In 2019, pre-Sharma Brands, I consulted for a couple of brands while I figured out what I wanted to do. One of the brands I was consulting for was The Pill Club

The Pill Club does over $100M in revenue per year, and just this past year took in another ~$40M in funding to keep growing its user base and product offering (some of which are really exciting). They differentiate themselves by delivering birth control for free (or at a very low cost if your insurance doesn't cover it) and by unique monthly packages. Each package is something to look forward to, with free goodies.

 

One reason TPC does so well is they are very native to the way its customers communicate. Their DMs on Instagram route straight to customer service, they have an SMS line with quick response times, and even if you go to their site, you'll notice on their homepage their "reviews" are in the format of Instagram posts. Everything feels like it should for a brand reaching its audience in today's day and age. 

One of the tasks they wanted me to help with was figuring out how to tap into leveraging influencers in a way that could be classified as performance marketing. Organically, they get many women who post, story, advocate, and evangelize for the brand. But, how can we take what we know people love about TPC and push it to the masses?

The plan I had was: let's do a very performance-driven creator-whitelisting campaign. The goal will be to create a new format of creative that can support a lot of spend, without the creative going "stale" as fast as the normal paid creative.

Here's the plan for how we were going to get this done:

  1. Put together a cheat sheet for the creators based on first-party data we have from TPC.
  2. Creator outreach for this campaign.
  3. Production of the ads with creators.
  4. Testing in paid media channels.
  5. Assess learnings, make notes of what worked and what didn't, and repeat.

The result was that this proved to be quite a scalable channel for customer acquisition and one that didn't negatively impact the CPA.

Here's the breakdown of each one.

The Cheat Sheet

The cheat sheet is something that you probably have already gotten if you're on this list. However, you can click here to see what it looks like.

We make it easy for someone who's never shot a direct-response style UGC video before to do it. Everything from lighting setup to making sure you have a "hook" in the first few seconds to making sure that the video isn't perfect because perfect things aren't relatable.

We assumed most people would film on their iPhone, and most ended up doing that, so this guide was helpful. The second page of this doc is full of bullet points specific to your brand, product, or the type of campaign you're pushing.

We dove deep into customer reviews, customer pain-points, negative customer feedback, what people say when they tag/post about TPC on social, insights from customer surveys, and any other insights we could get our hands-on. The culmination of all these insights helps us craft a cheat sheet that outlines the bullet points we want creators to speak to, giving us the best chance to convert someone who doesn't know about TPC to trying it for a month.

If you were going to have the creators edit the content, you should also make sure you make it easy for them to download a style guide, font files, attach the hex colors, and any other relevant information.

Creator Outreach

The first step here is making sure you have a contract in place that hits all the checkboxes of your legal team. If you don't plan to own the content outright, then make sure you have a smart way to know when it's no longer able to run as an ad.

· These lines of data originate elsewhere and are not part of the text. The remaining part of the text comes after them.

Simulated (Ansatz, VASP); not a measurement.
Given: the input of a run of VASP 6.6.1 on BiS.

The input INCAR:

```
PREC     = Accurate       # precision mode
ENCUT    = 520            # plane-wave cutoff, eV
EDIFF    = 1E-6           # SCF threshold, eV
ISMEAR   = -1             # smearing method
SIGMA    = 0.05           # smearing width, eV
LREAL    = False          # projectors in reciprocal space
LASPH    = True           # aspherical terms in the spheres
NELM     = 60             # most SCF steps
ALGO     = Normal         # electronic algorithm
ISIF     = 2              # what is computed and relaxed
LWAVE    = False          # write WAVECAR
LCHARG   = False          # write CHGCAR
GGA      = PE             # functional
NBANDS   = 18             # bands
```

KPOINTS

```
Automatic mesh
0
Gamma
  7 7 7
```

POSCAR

The worst thing to be blind-sided by is that three years later, you have a marketer who joins the team, finds this great piece of content, runs it, and then it turns out you're unintentionally violating the agreement. 

Next, it's time to find your creators. Before going into any creator management platform, I worked with someone to help me identify our "mood board" creators. This helps us make sure that the creators we are going for have a reason to be tied to this campaign, not just that they can speak well into a camera or have good engagement on their accounts.

After that, it was outreach time. We used Dovetale to handle most of the creator outreach and make sure that the creators we were bringing into the campaign were legit about the numbers they had. You can compare and choose a platform that fits your needs here.

The main things we look for:

  • Why does this creator deserve to be in our campaign?
  • Is she already a customer, or has she tried TPC before? If not, can her switching be the punchline of her video?
  • Do her values as a creator align with those of the brand?
  • Is she good at making you feel like she's speaking to you directly when she talks to the camera?

Once we identified our creators through all of this, it was time to get them onboarded to TPC if they weren't already a customer. You can't have a high-quality piece of content coming from a customer's perspective if they're not genuinely a customer. Well, you can, but the people who will end up watching this in their feeds will be able to smell the BS from the beginning.

Asset production with creators.

In this instance, we told the creators we would handle all the video editing and revert to them for final approval.

I worked with my editor to ensure that the videos were quick, fast-paced, have all the essentials of a good performance/direct-response ad creative, and represented the brand well.

Because TPC is such an established brand and did an incredible job with its visual identity (shoutout to Red Antler), we wanted to incorporate that as much as possible.

The main things we added:

  • Subtitles to follow along with what the creator was saying, even if your sound was off.
  • Logo placement, either throughout the video or early on to make it obvious the video was associated with TPC.
  • B-roll footage that dove deeper into some of the talking points. For example, if she addressed the freebies in the package, we cut to videos of that.
  • A strong call to action to try it out.

Once my editor finished the creatives and the creators approved the videos they saw, it was time to test into paid media channels.

Testing into paid media channels.

The first step was to import their social handles into the business manager. Most of the creators had already set up a business manager before, so it was as easy as adding us as a partner. For those who didn't, I walked them through the setup process and then showed them how to add us as a partner.

It doesn't take more than 15 minutes, at most.

We tested each video with three variations of copy, first into audiences that had great performance. The goal was two things: 1) make sure the flow worked, the video made sense, there wasn't anything broken, & 2) get some social proof on these post IDs before we put them into completely cold audiences.

The social proof allows these specific posts (“specific” because you leverage the identical post IDs) to drum up engagement across likes, comments, shares, and replies to concerning statements before they launch to people who have never heard of TPC, or may be skeptical about its offering. Whether or not it’s directly correlated, you also tend to get better pricing in your CPMs when doing this to new audiences. 

Once everything is set, begin optimizing for the conversion objective, and start scaling. Test new copy, rotate out the versions that don't work, and repeat.

Assess learnings and repeat.

After the initial test run of this campaign was over, it was time to look back and see what worked.

  • What kinds of creators worked better than others?
  • What kinds of storyboards performed better than others?
  • Did the YouTuber do better than the creator whose native platform is Instagram?
  • Was there a better call to action in one versus another?
  • What kind of opening angle held the highest video watch time?
  • What headlines and ad copy drove a better CTR? 

All these learnings helped shape what the next iteration of this campaign looked like. With iOS 15, some of these metrics are a little harder to track but not impossible.